Colliers reported $1.14 billion in revenue during the first quarter of 2025, up 14% year over year and 7% quarter over quarter, as the result of strong performance from its recently formed engineering segment, the firm Tuesday said in its earnings report.
Despite market volatility caused by tariffs, the company maintained its outlook for 2025, due in part to the firm taking a “cautious outlook at the beginning of the year, given the macroeconomic and political uncertainty at the time,” Hennick said. “And we're sure glad we did.”
One possible cloud is President Donald Trump's recent announcement about imposing tariffs on movies made outside the United States, which opens the door to tariffs on services that could impact Colliers’ business.
“Up until yesterday, tariffs were essentially on hard products. And yesterday, for the first time, our president has decided to put tariffs on movies, which are actually a service. But Colliers operations are decentralized. They're country-specific. We deliver the services that we deliver within the country, so as an organization, we're not impacted directly by tariffs,” Hennick noted.
“But indirectly, tariffs could drive up the cost of construction in that component of our business, and that, therefore, slow down new developments that could happen,” he added.
The engineering segment’s revenue grew 59% year over year to $377.9 million, with overall real estate services revenue down 1% year over year at $588.2 million. Direct engineering revenue grew over 60% during that time to $286.2 million, attributable to recent acquisitions and low-teens percentage internal growth, with subconsultant and other direct costs increasing 54% to $91.7 million, the company said in its earnings presentation.
Over the past 12 months, 72% of Colliers’ earnings were generated from recurring service revenues, including the engineering, outsourcing and investment management service lines, per the report.
Colliers’ leasing business revenue fell more than 6% year over year, declining modestly against a strong prior year comparison, the firm says. Pulling out “massive transactions in two consecutive years,” however, “our leasing is up actually 6.5% year over year,” Hennick said.
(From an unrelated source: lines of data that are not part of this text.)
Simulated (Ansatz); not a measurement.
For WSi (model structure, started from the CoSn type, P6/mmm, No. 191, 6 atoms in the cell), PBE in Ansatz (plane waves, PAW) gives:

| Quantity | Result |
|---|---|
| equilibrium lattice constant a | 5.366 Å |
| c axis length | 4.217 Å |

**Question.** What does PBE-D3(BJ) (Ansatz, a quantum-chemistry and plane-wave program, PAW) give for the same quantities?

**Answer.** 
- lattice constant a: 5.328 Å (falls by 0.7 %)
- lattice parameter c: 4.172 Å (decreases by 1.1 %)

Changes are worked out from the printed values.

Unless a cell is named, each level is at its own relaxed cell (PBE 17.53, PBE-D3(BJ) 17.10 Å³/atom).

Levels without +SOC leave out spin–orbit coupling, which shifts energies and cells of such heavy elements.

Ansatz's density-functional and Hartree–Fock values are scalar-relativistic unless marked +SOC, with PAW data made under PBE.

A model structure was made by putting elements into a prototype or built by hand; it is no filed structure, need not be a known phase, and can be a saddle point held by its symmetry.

“There is still an uncertainty in the marketplace, which is preventing clients from making longer-term decisions on leases in non-key markets,” Jay Hennick, Colliers global chairman and CEO, said on the company’s Q1 earnings call. While the market began to stabilize at the beginning of the quarter, “all the tariff stuff started and all of a sudden transactions that were close to closing had financing tied up and [a] variety of other things were put on delay,” he said.
“All of this to say is we're still in a market, in my view, that's uncertain and unclear. And only a select number of transactions are getting completed,” Hennick said.
“We have strong pipelines,” CFO Christian Mayer said. “We are seeing the public sector clientele, particularly, engaging on new and enhanced projects and assignments -- so feel very good about that segment.”
Colliers has made moves to bolster the engineering segment in the past year, including the acquisition of commercial architecture, interior design and branding firm MG2 in December and Canada-based, multi-discipline engineering and environmental firm Englobe last June. On Monday, the company also announced acquiring Terra Consulting Group, a specialty telecommunications infrastructure engineering firm based in Chicago.
Hennick noted that the U.S. engineering business operates as “one large partnership,” providing a large differentiator for the business. “These are larger platforms that operate in a centralized way, in partnership with the people that make it happen day-to-day. There's huge synergies in the business. You can add product specialties. There's strong organic growth opportunities,” he said.
The engineering segment also includes Colliers’ project management and program management capabilities, which are also consolidating, providing further cross-selling opportunities to the same client base, Hennick said.